To solve this issue I wrote a little application that builds a listen socket and spins off a socket to handle the incoming request, which picks a solution from a collection of random choices (think static HTML) and sends that to the client and then closes the socket, much like many HTTP servers do today. Multiple Smalltalk processes and shared queues are used to do this.
I was interested in how many connections per second, how big was the backlog queue, how much data was shipped, how long did servicing each request take, and did we drop anything. I ran this application on a PowerBook 500Mhz and used various clients on a 10Mbit ethernet segment to continuously make requests to it.
Ok the numbers:
I was limited to the number of clients but I served up 48 connections per second sustained that's about 4.1 millions connects per day. Peak was 112 connections per second, with 21 requests outstanding at anyone point on average. One of my tests moved 12.59 GB of data, or about 3.815 Mbits a second with an average of 9,887 bytes per response (A few bytes to 20,000 were the choices). I had some other test results where I used some more clients and got 58 connections per second (that's 5 million per day) with a average bit rate of 4,706,028. One case using a 100MBit Lan did over 12MBit peak. You should be aware that I could browse around in the server image while this was going on and I didn't have any response time issues.
Service request times.
I took a random sample of 25945 connections across 7 hours and found 75% completed in 100ms That is the time from the point of accept at the listen to when we have sent the data and closed the socket.

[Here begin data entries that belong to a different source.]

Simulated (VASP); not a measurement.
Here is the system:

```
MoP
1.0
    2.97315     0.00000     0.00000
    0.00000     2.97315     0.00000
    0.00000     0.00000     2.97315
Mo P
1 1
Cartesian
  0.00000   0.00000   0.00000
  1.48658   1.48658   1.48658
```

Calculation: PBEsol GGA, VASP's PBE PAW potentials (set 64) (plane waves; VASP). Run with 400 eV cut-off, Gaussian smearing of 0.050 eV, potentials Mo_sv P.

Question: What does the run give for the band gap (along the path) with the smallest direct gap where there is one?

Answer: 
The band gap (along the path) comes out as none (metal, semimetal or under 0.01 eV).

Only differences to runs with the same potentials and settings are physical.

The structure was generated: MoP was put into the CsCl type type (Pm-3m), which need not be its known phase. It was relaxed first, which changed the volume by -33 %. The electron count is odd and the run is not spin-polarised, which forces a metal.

84.36% completed in 500ms or less
89.63% completed in 1000ms or less
95.51% completed in 2000ms or less
98.05% completed in 5000ms or less
99.16% completed in 8000ms or less
99.65% completed in 10 seconds or less
with 1 at 17 and 1 at 24 seconds.
Please note the client software actually forked off 7 connections per iteration thru a loop and I think some of the clients were CPU starved and some buffer flow logic in the code tends to skew to higher numbers, but the waitForDataUntil was set to 10 seconds, so nearly all the clients were serviced within one iteration of their read loop.
In a 7 hour run I did not drop any data according to the client logs, and I had one read failure, one of my Linux VMs locked up! Since I don't have anything to compare this to I can't say how good it is. Mind it would appear a midrange Squeak server could saturated a T1 line.
Oh and the interesting thing was this testing pointed out a number of issues with the external semaphore signaling table which of course is fixed in the latest updates.